Statistic

profileKelvin52
1.docx

1. The “Q3” tab in the midterm excel data sheet contains data on the maximum August temperatures for Denver between 1958 and 2017. Calculate the means and the standard deviations for the entire sample, and then separately for 1958-1987 and 1988-2017. Give the equations used to calculate the values.

2.Transparency International compiles an index of corruption for over 150 world nations. The data for these nations for 2018 is provided in the midterm excel file. The 24 nations for whom oil and gas make up more than 50% of export revenues are separated from the other 127 nations. Note that higher values in the index indicate lower levels of corruption.

i.(4) Find the means and variances of the corruption index for each of the two groups of countries.

ii.(8) Construct a 95% confidence interval for the true mean difference between the two groups.

iii.(8) Using t-stat, determine whether the difference in mean corruption between the two groups of countries is statistically significant at the 95% confidence level. Give your answer in the form of a classical hypothesis test.

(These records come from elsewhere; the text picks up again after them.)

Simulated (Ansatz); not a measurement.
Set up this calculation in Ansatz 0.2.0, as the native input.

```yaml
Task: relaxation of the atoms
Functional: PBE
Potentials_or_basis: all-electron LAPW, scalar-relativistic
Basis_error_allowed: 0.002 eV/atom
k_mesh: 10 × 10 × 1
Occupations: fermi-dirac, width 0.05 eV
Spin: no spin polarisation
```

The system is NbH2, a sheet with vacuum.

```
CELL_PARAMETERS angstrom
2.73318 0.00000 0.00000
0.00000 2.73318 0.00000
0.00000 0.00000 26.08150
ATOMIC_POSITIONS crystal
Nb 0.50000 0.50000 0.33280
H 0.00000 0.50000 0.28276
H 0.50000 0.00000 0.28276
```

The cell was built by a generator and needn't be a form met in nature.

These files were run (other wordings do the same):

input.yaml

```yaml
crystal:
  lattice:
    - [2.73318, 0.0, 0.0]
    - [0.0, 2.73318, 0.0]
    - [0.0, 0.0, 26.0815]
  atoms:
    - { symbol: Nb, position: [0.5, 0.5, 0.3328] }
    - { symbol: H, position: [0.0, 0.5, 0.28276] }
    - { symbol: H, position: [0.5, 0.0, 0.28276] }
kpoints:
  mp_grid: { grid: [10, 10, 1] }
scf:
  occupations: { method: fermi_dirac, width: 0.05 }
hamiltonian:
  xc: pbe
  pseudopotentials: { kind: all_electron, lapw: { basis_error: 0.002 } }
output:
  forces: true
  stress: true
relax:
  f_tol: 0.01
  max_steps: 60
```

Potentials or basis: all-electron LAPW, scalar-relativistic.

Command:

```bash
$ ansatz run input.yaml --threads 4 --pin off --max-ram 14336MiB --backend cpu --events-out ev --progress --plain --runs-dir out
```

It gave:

3.A “Happiness” statistic of different countries was compiled by the World Value Survey. The "Happiness (net)" statistic was calculated by the percentage of people who rated themselves as either "quite happy" or "very happy" minus the percentage of people who rated themselves as either "not very happy" or "not at all happy". Now we want to know if reading comprehension affects happiness. Conduct a regression analysis for predicting “Happiness” from “Reading Comprehension” by answering the following questions. You can use the regression tool in the data analysis toolpak, rather than performing regression manually in the spreadsheet.

i. (2) State the dependent and independent variables and explain your selection.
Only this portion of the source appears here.